San Johnson’s pickup truck is driving him to the poorhouse.

“That thing they say at the Dodge dealer, 13 to 15 mpg, that’s a bunch of bullcrap,” the 51-year-old says while waiting to fill up his 2005 Dodge Ram at Huey’s Mart.

“It’s about 11,” he continues, “eight when I’m pulling my trailer.”

Like many Las Vegans, Johnson plans to downsize to a more fuel-efficient vehicle, as soon as he can scrape up the cash.

“Some of the little trucks, like the Toyota Tundra, they’ve got a full-size bed in the back,” says Johnson, an independent handyman who needs to haul bulky tools from job to job.

Unfortunately, Johnson can’t even scrape up the cash to fill his pickup right now. He walks inside Huey’s to place $60 cash on pump No. 5 — and that’s after waiting for 20 minutes at the only valley service station never to break the $4 mark.

“It’s really having an effect on me, man, I’m telling you,” says Johnson, who spends as much as $300 per week on gasoline.

“My operational costs in the last eight years have went up over 300 percent,” he says. “Everywhere I look, I’m trying to figure out when am I gonna break even.”

Jeremy Muklow also feels the pinch. He says he plans to ditch his big ride, a 10 miles-per-gallon 1977 Dodge Power Wagon, for a Honda CDR motorcycle. The 25-year-old iron worker hopes the trade will slash his gasoline bill from $120 per week to $20.

“Dude, it’s depressing,” says Muklow, who has had to give up snowboarding and dirtbike-riding, his two favorite pastimes.

“I can’t go so many places I used to,” Muklow says. “It’s really frustrating.”

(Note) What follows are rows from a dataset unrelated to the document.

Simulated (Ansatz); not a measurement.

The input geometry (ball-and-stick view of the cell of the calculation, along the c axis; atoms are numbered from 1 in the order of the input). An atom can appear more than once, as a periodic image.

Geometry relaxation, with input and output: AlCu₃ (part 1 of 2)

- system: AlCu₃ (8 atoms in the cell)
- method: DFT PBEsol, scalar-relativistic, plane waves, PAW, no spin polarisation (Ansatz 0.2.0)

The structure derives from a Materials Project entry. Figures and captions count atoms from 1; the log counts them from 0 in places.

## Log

Findlay Toyota reports that fuel efficiency is now the No. 1 concern of its new car customers.

“We’ve seen an upsurge in demand for our smaller cars,” says general manager Rich Abajian, who reports that 70 percent of customers seek a car that gets good mileage and 20 percent specifically request Toyota’s Prius hybrid, which has a combined city/highway mpg of 46 and a base sticker price of $23,000.

“Two years ago, people weren’t coming in and asking about them, because they thought they were too gimmicky,” Abajian says. “And six months ago, only about 5 percent were asking.”

As recently as March, Abajian says Findlay had 15 unsold Priuses on its lot. Now there are none, and 100 are on back order. (The longest wait is about three months.)

Although trading in a gas guzzler is always the most fuel-efficient choice, it is not always the most cost-efficient one.

A recent Consumer Reports study warns that downsizing too soon can cost more in the long run than drivers will save at the pump. At issue is the cost of depreciation and loan interest. Depreciation accounts for 48 percent of total ownership costs in the first five years of ownership, while fuel (according to 2007 prices) averages 21 percent.

As a rule of thumb, therefore, if you financed a new car less than three years ago and haven’t paid off the loan, even a hybrid won’t pay off.

In addition, as Abajian points out, the market value of used gas guzzlers keeps dropping as gasoline prices rise.

“You look at what cars are running through the auctions for, and the value of a big truck coming in on trade is decreasing in the last 90 days considerably,” he says. “So it doesn’t always make sense to trade in something like a big truck, because the money they’re losing on that truck probably would pay for a lot of gas.”

Some Las Vegans say they’re holding onto their gas guzzlers whatever the price of gasoline.

“It doesn’t matter,” says Chris Tromba, proud owner of a 1992 Lamborghini Diablo, whose 12 cylinders annihilate gasoline at the rate of six miles per gallon.

“It could be $100 a gallon,” the 36-year-old real estate appraiser says. “It’s a 200 mph car, and it was always a dream of mine to own something like that.”

For daily use, Tromba relies on a Mercedes 430 CLK. But he still manages to rack up 12,000 miles on his Lamborghini each year.

“I drive it for pleasure, not necessity,” he says. “I just like a lot of pleasure.

“It’s fun being king of the road.”

Even Tromba’s not entirely unaffected by the $1,000 he and his wife now spend on gasoline per month, however.

“That’s why we’re thinking about converting our main cars to vegetable oil,” he says.